Evaluation of those parameters led to more specific requirements:
- Physical Wiring:
- The data center is made of a leaf-spine CLOS topology containing:
- leaf switches
- spine switches
- exit switches
- management server
- management switch
- tenant servers
- tenant firewalls.
- Bare metal servers are dual-attached to leaf switches. The bare metal servers either become tenant servers or firewalls for a group of tenant servers.
- All network switches are connected to a management switch. A management server provides access to this management network.
- The data center is made of a leaf-spine CLOS topology containing:
- Network Operation Characteristics:
- IPv4 based network.
- No IPv6 deployment.
- Utilization of external BGP.
- Numbered BGP only for peerings at exit switches with third parties (Internet Service Provider).
- Overall BGP unnumbered.
- 4-byte private ASN instead of default 2-byte ASN for BGP.
- Network operation relies on Cumulus Linux.
- Bleeding edge Routing-to-the-Host/EVPN-to-the-Host with ordinary Linux distributions.
- Layer-3 routing using BGP and VXLAN/EVPN.
- Every VTEP acts as a layer-3 gateway and does routing. Routing is done on both the ingress and the egress VTEP (aka distributed symmetric routing).
- Tenant isolation is realized with VRF.
- Internet Access is implemented with route leak on the firewall servers and during the PXE-Process with route leak on the exit switches.
- MTU 9216 is used for VXLAN-facing interfaces, otherwise MTU 9000 is used.
Furthermore, requirements such as operational simplicity and network stability that a small group of people can effectively support have been identified being a primary focus for building metal-stack.
The theoretical concept targets the aforementioned requirements. New technologies have been evaluated to apply the best solutions. The process was heavily inspired by the work of Dinesh G. Dutt regarding BGP (bgp-ebook) and EVPN (evpn-ebook).
External BGP together with network overlay concepts as EVPN can address the essential demands. These revolutionary concepts are part of the next evolutionary step in data center design. It overcomes common issues of traditional layer 2 architectures (e.g. VLAN limitations, network visibility for operations, firewall requirements) by introducing a layer 3 based network topology.
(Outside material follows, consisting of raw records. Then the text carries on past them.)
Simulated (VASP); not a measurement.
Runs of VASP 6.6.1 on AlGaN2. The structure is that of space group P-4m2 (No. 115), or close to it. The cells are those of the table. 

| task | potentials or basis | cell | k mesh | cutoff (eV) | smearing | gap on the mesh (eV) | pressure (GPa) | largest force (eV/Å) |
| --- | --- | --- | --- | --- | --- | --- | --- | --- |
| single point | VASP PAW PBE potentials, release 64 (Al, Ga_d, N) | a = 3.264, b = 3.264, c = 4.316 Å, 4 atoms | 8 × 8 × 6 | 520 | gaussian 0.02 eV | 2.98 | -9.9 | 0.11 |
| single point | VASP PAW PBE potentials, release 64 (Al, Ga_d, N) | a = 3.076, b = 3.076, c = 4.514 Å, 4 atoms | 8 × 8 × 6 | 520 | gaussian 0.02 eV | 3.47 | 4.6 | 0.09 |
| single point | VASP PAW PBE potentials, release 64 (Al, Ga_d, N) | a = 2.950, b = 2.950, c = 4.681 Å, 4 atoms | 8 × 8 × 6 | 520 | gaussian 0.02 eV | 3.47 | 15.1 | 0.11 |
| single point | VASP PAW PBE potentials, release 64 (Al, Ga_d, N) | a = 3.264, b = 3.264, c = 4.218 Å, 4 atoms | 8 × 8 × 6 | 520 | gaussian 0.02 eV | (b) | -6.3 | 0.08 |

A CLOS topology is named after the pioneer Charles Clos (short: CLOS) who first formalized this approach. CLOS defines a multistage network topology that is used today to improve performance and resilience while enabling a cost effective scalability. A CLOS topology comprises network switches aggregated into spine and leaf layers. Each leaf switch (short: leaf) is connected to all spine switches (short: spine) but there is no direct leaf-to-leaf or spine-to-spine connection (See: picture 1).
Picture 1: Fragment of CLOS to show leaf-spine layer.
This data center network architecture, based on a leaf-spine architecture, is also know as "two-tier" CLOS topology.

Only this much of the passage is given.